Do you really want to have a baby? Take another look at the sticker price.

You could buy a top-of-the-line Mercedes Benz SLS for the same amount of money -- and have a few bucks left over gas. You could also buy a near-mint condition copy of Superman No. 1. Or how about a two-bedroom, 580-square foot condo in Boston?

But if you still want a baby, go ahead. It's your $226,920.

That's how much the United States Department of Agriculture says having a kid cost these days. Of course, the cost is spread out over 18 years. Sometimes much longer.

USDA officials release figures on how much it costs to raise a child every year as part of a federal program. We think it's just to seriously depress parents.

And wait. It gets more depressing. Bloomberg News reports the price has shot up 2.1 percent in just one year. That includes the price of child care, education, transportation and health services.

The typical two-parent family spent from $11,880 to $13,830 on each child in 2010, according to the USDA -- give or take. A family earning less than $57,600 a year was likely to spend $163,440 in 2010 dollars to rear a child, the USDA reports, while parents earning more than $99,730 may spend $377,040.

"Child-rearing expenses vary considerably by household income level," according to the report. "Annual expenses generally increased with a child's age, a circumstance true in both two-parent and single-parent families."

If the study itself is insufficient depressing, the report includes an online calculator so parents can calculate their own costs and bum themselves out for an entire weekend. Try not to think of that Mercedes.

You'll really start moping if you live in the urban Northeast. Parents raising children in the West and Midwest might be slightly less traumatized. The least expensive places to raise a child, by the way, are the urban South and rural areas.

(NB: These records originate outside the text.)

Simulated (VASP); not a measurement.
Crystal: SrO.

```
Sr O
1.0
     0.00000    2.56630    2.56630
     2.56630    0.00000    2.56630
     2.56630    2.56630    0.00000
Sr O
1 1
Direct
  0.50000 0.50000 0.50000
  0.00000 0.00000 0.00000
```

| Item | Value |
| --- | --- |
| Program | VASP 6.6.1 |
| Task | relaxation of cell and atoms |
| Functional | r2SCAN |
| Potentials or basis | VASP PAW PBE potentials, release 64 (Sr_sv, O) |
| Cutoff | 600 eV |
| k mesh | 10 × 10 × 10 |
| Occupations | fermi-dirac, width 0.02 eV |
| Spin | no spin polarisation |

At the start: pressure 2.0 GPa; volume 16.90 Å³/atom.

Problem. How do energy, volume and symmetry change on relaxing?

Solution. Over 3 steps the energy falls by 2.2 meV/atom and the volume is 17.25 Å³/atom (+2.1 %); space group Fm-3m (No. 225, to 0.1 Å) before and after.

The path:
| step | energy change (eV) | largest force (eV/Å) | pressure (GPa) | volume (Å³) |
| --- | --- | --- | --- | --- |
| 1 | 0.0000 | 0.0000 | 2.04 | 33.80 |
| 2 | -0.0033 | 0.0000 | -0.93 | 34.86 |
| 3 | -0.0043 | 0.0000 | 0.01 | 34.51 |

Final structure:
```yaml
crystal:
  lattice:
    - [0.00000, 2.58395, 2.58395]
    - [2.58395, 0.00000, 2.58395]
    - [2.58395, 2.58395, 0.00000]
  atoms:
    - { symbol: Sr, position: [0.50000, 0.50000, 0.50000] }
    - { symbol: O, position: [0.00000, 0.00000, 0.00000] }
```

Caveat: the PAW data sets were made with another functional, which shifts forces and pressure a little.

Housing accounts for the biggest portion of expenses, averaging 31 percent over 17 years, the USDA reports. Child care and education average 17 percent, with food costs at 16 percent. The estimates don't include college expenses.

The USDA has been bumming parents with these numbers every year since 1960. Your parents probably thought they had it rough, too. Tell them to stop their whining.

If you're 50 years old, health care was only 4 percent of the cost of raising a child -- half of what it is now. Education and child care accounted for 2 percent.